We are planning to get married this Spring but I’m worried about the tax ramifications of doing so. If we get married and file jointly her IBR payments go way up. If we get married and file separately we lose a bunch of tax deductions that would come in handy when we start a family.-probably soon! Also, we live in a WI which is a community property State which means that if we file separately that we have to split our common deductions such as mortgage interest on the home that we share.
I recently thought of another alternative which is Domestic partnership instead of marriage. This would allow us to file taxes as “Single” which allows us to keep deductions such as Child care tax credit and student loan interest deduction. Also, the community property rules for dividing deductions don’t apply for domestic partnerships in my state. If we have kids she can file as “Head of Household” take the mortgage/property tax deduction as long as it comes out of her account, and also claim the dependents on her taxes. I on the other hand can simply file single and claim the standard deduction. This would also allow for her IBR payments to be lower because her AGR would be less because of deductions.
Do you see any caveats with this approach? I realize that domestic partnership laws can change at any time which would be a risk but I guess I can always dissolve the domestic partnership and apply for a marriage license if things change in the future. I really don’t like that IBR penalizes you so much for getting married. Ideally it should allow you to file jointly and calculate your payments off the “average” of your two incomes.-but I guess I don’t make the rules ;) Thank you for your help!

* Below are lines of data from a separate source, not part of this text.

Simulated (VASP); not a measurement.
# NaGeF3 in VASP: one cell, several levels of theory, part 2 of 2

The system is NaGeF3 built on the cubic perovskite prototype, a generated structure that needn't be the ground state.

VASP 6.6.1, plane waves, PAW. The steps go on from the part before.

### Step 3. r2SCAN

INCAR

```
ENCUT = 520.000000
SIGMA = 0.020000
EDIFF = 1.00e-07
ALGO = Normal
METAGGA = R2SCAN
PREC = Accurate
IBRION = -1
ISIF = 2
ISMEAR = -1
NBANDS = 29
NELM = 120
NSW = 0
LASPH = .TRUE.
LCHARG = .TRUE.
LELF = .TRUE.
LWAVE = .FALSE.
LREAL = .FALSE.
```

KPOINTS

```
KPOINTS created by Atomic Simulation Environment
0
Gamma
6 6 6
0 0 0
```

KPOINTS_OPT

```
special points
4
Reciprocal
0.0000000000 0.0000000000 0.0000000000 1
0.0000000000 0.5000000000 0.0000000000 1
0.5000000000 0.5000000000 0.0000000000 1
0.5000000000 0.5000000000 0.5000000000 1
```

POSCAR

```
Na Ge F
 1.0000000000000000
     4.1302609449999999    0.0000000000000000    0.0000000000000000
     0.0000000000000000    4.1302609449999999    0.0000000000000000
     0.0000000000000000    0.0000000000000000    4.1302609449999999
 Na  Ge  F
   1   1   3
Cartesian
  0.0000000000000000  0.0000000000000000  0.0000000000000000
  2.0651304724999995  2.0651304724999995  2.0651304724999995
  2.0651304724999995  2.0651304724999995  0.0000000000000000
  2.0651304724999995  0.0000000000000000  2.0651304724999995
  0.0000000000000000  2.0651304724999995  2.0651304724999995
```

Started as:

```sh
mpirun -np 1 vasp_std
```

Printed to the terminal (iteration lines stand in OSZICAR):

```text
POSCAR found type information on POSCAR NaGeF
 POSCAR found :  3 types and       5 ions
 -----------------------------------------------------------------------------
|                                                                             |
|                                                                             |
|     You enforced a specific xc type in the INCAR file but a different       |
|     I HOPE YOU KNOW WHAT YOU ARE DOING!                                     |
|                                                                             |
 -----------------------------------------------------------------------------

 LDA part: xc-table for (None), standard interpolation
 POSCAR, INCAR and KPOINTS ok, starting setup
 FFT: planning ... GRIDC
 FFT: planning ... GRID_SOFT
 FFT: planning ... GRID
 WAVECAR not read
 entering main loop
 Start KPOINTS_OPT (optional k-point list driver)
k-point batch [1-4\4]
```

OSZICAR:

Neither of us makes the rules, huh?
We’d make much better ones!
There is new information you should consider on the whole community property tax filing thing from regs just issued last month. I’ll paste the language below my reponse. Otherwise, you are thinking through the issues just as I would. The only thing I would add is to encourage you to consider also consider the non-financial implications of your decisions. Your goal is to find the balance that suits your family best. Remember too, that you can change your tax filing decisions each year, and need not stick with the same plan if circumstances change.
I’m not familiar with Wisconsin domestic partnership law at all and I’m not a family law lawyer. That said, your analysis seems well reasoned to me!
From the new regs:
The Department understands that
married borrowers who file their
Federal income tax returns separately
from their spouses and who reside in
community property states may be
disadvantaged when determining IBR
eligibility when compared to similarly
situated married borrowers in noncommunity
property states. However,
§§ 682.215(e)(1)(B) and
685.221(e)(1)(i)(B) and
§ 685.209(a)(5)(i)(B) authorize the use of
alternative documentation of a
borrower’s income if the Secretary or
the FFEL loan holder believes the
borrower’s reported AGI does not
reasonably reflect the borrower’s current
income. Because the Department
believes that it is inequitable to treat
married borrowers who file their
Federal income tax returns separately
differently based on where they reside,
we encourage FFEL loan holders to use
alternative documentation of the
borrower’s income under these
circumstances. The Department will
take the same approach with the loans
it holds.
Heather,
My wife graduated with an advanced degree and a lot of student loan debt (six figures) but is currently an low paid intern ($6000 per year) while she gains the thousands of hours of experience needed to become fully licensed in her profession. We now live in California which is also a community property state and therefore will have to combine our salaries and divide that in half when calculating our individual adjusted gross income(AGI) for taxes. We will have to file married filing separately as our tax status to keep her student loan payment as low as possible (which is already a big a financial hit on our taxes).
Up until reading this post I thought this also means that when calculating the IBR payment (under the old 15% formula) her payment would be based on the community property calculated AGI (half of our combined income). In light of the new Department regs you posted above, does that mean she can file alternative documentation instead of using the community property AGI?
That would mean her IBR payment would be based on her meger $6000 income not half of our combined income which would treat us the same as a married filing separate couple in a non-community property state. If you don’t know the answer to this is there a source you recommend I check with to get a firm answer on the impact of the new regs you posted?
I have some real concerns with filing alternative documentation because my wife has already had problems with her lender calculating her past IBR payments incorrectly (a lot higher then they should have been) and I do not trust that they would accept the alternative documentation.
sflocal75,
You are right that it initially seemed that folks in community property states would have to use 1/2 of the community AGI even when they filed separate federal tax returns. The new language from the Dept of Ed indicates differently (to be clear, the Dept stated that no rule change was needed and simply said they would “encourage” FFEL loan holders to accept alternative documentation and would itself accept alternative documentation.
You are wise to be wary about the way the loan servicers calculate payments as they are notoriously bad. I’m not sure using alternative documentation makes it any more or less likely that the process will be screwy, however.
In general, plan to submit all requests IN WRITING, specifically state the AGI you are documenting, monitor the process closely, double check their calculations, etc.
Yours,
Heather
Heather,
thanks so much for the quick response and the good news. This is going to save us hundreds of dollars a month in student loan payments!
I really think there should be a community property state IBR section on the FinAid wedsite that goes into these details and makes these issues very clear to borrowers. Of course I don’t think the lenders want these facts to be clear so folks like my wife overpay them.